If you’re anything like me, you’ve probably caught yourself on more than one occasion over the last few weeks venting about the absurd double-standard on the part of tech giant Twitter to permanently ban President Donald Trump for “inciting a riot” while doing little to mitigate ISIS recruitment content as the jihadi army was rising to power.
To say nothing of the far-left, violent, significantly more widespread rioting that has also been coordinated on Twitter over the last year alone.
Trump was blamed for riots he didn’t start—and free speech network Parler, which was largely populated by Trump supporters and conservatives, was accused by Amazon Web Services of failing to prevent incitement on its platform and booted from its web hosting.
Well, as left-wing journalist Glenn Greenwald told Fox News’ Tucker Carlson last week, not only is there no evidence that the Capitol Hill riot was organized on Parler, but any social media organizing took place on Facebook and Twitter—the same big tech platforms now silencing conservatives because it took place.
You know what they say: if the left didn’t have double-standards, they’d have no standards at all.
Sadly this isn’t a case of simple hypocrisy. It’s much worse than that. It’s the deliberate suppression and manipulation of free speech and the mass-silencing of millions of conservatives simply for having an opposing view. Opposing viewpoints are healthy in sustaining a democracy.
Journalist and former civil rights lawyer Glenn Greenwald spoke to Tucker Carlson on Tuesday night about the power of big tech and the scapegoating of Parler in the wake of the Capitol Hill riot.
“Of the first 13 people arrested by the FBI in connection with the event at the Capitol, a total of zero were active users of Parler. The overwhelming amount of planning for that event, the overwhelming amount of advocacy for people to go there and to breach the Capitol was done on Facebook, and on YouTube, and on Twitter,” Greenwald told Carlson.
This isn’t about inciting violence, he continued, this is about business.

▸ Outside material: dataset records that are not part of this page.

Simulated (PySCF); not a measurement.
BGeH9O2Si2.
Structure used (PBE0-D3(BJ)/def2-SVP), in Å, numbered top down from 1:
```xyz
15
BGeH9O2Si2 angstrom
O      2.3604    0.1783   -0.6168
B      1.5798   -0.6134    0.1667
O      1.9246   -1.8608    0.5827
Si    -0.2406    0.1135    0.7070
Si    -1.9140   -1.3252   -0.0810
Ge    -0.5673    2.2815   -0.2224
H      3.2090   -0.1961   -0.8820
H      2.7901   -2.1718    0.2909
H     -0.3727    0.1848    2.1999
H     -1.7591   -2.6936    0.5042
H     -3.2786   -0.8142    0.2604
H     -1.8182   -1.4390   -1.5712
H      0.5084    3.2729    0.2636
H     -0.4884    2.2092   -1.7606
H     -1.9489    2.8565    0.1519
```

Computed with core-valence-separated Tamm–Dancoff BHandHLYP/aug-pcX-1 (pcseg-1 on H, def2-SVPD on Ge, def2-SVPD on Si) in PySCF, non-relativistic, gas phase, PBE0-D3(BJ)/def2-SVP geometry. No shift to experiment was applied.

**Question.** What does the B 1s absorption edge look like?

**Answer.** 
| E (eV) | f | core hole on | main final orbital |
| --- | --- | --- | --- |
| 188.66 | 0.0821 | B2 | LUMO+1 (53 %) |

“This is one of the ironies is that Google is one of the monopolies that wants to police our discourse and control our thinking and rule our politics that kicked Parler off of its app at the exact time that Parler had gone to number one,” the journalist asserted.
“Google said, we will not allow you on our service. The reality is the service that Google owns, YouTube, played a much greater role,” he added.